On the northwest corner of the junction of Xiangyang and Xinle roads stands an imposing building of a certain vintage. This property has recently changed hands and opened as the Mansion Hotel.

The 70-year-old former French Concession villa was once the headquarters of one of Shanghai's most notorious sons, gangster Du Yuesheng. The villa was a gift to Du from his chief financial controller, Jin Ting Sun, and is now part museum, part luxury boutique hotel with 32 rooms.

"I hope this hotel's unique and special character and history reflects a little of Shanghai's rich heritage and that people can enjoy it as a real, living museum as well as a superb hotel," says Dr Dean Yin, the hotel's CEO and former general manager of Xintiandi.

Dr Yin is a historian and has authentically recreated how the building appeared in the 1920s and 1930s when "Big Eared" Du presided over one of the world's most sophisticated and powerful organized crime syndicates. Two enormous and very heavy safes from those heady days were recently removed.

The lobby is full of authentic, historical artifacts from an opium pipe to a gramophone to numerous sepia-tinted photographs, even first-edition books such as Dante Alighieri's "The Divine Comedy."

"I was told by an elderly Chinese guest recently that the lobby brings back to him memories of his very wealthy grandparents' living room," says the erudite and urbane Dr Yin.

Du's parties were famed as was his generosity and his love of Peking Opera, both the watching and the performing. Opposite what is now the reception area was once Du's own stage where private shows were held.

"He was a very colorful character gifted in many ways and he changed the culture of gangsters of that era. He was tall, slim and very softly spoken and he didn't have any tattoos," says Dr Yin. "He was a sophisticated and complex man of multiple characters."

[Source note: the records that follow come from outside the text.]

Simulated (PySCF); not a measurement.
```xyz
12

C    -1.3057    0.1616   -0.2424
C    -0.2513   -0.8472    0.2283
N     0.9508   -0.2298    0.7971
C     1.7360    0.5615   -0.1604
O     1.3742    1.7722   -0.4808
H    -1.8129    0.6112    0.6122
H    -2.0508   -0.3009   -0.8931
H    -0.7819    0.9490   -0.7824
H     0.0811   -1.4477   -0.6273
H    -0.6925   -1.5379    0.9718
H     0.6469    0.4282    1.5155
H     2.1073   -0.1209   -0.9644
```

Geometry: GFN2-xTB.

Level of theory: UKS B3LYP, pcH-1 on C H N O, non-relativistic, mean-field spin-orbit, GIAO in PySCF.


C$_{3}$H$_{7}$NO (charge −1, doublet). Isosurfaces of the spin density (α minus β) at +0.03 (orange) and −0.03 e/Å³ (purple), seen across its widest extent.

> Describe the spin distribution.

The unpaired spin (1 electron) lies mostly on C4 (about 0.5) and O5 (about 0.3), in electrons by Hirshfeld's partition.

Beginning this month the Mansion Hotel will be serving traditional afternoon tea in the lobby, allowing guests to sit a while and enjoy the distinctive Oriental ambience and opulence.

Tea, sandwiches and cakes, just the way it used to be, are served from 1:30pm to 5:30pm for 158 yuan (US$21).

The Mansion Veranda Italian restaurant on the fifth-floor roof top has rapidly become one of the city's favorites, booking well in advance is essential. The view from the veranda and the perspective afforded is unique and revelatory and was perhaps useful to Du when he was in residence. Although Du had many friends, he also had no shortage of enemies.

Du's abilities were spotted early on by Huang Jinrong, also known as "Pockmarked Huang," leader of the Green Gang until the early 1920s. Du came from Pudong as a humble fruit vendor, practically without education.

He took over the Green Gang, unifying the various factions involved in the opium trafficking while gaining himself the protection of the authorities in the former French Concession.

"He had an iron will," says Dr Yin, "and he was gifted at making relationships with the right people."

Unsurprisingly many wished to align themselves with Du - he even had his own small army. Du struck up a strong alliance with the senior Chinese police officer in the French police force, Huang.

Together they ran all the racketeering in the former Concession. He was also a logistical genius, ensuring huge volumes of opium passed through the city and out to the hinterland.

In the complex political landscape of the day, Du forged a number of important connections, probably the most important one being with Chiang Kai-shek. With Du's assistance, the Kuomintang routed the Communists from Shanghai in 1927.

Work on the Mansion Hotel began nine months ago, it will soon join the Small Luxury Hotel Group, becoming one of only three Chinese hotels in the prestigious group. The company that owns the Mansion Hotel, Boutique Hotel Investors, plans to open another seven similar "landmark historical buildings" throughout China over the next two years.

"These are a new kind of hotel product and in the same way as this hotel has, these other hotels will contribute to the renaissance of the cities where they are located," says Dr Yin.

By the early 1930s Du was one of the wealthiest men in Shanghai with business interests that stretched way beyond opium trafficking. He invested in banking, textiles, real estate and the railroads. He even had his own bank, the Chung Wai Bank.

When the Japanese invaded in 1937, Du headed up river all the way to Chonqqing. There Du poured considerable resources into a number of relief societies and he supported the anti-Japanese campaign with great vigor. That ensured he is still remembered as a patriot, as well as a killer.

Du was also highly superstitious, as were many Chinese from that time, and reputedly wore a monkey head, which hung from the back of his collar. With the return of the Communists, the gangsters of Shanghai fled. Du decamped to Hong Kong in 1949 where he died peacefully in his bed in 1951. He had been planning to return to Shanghai.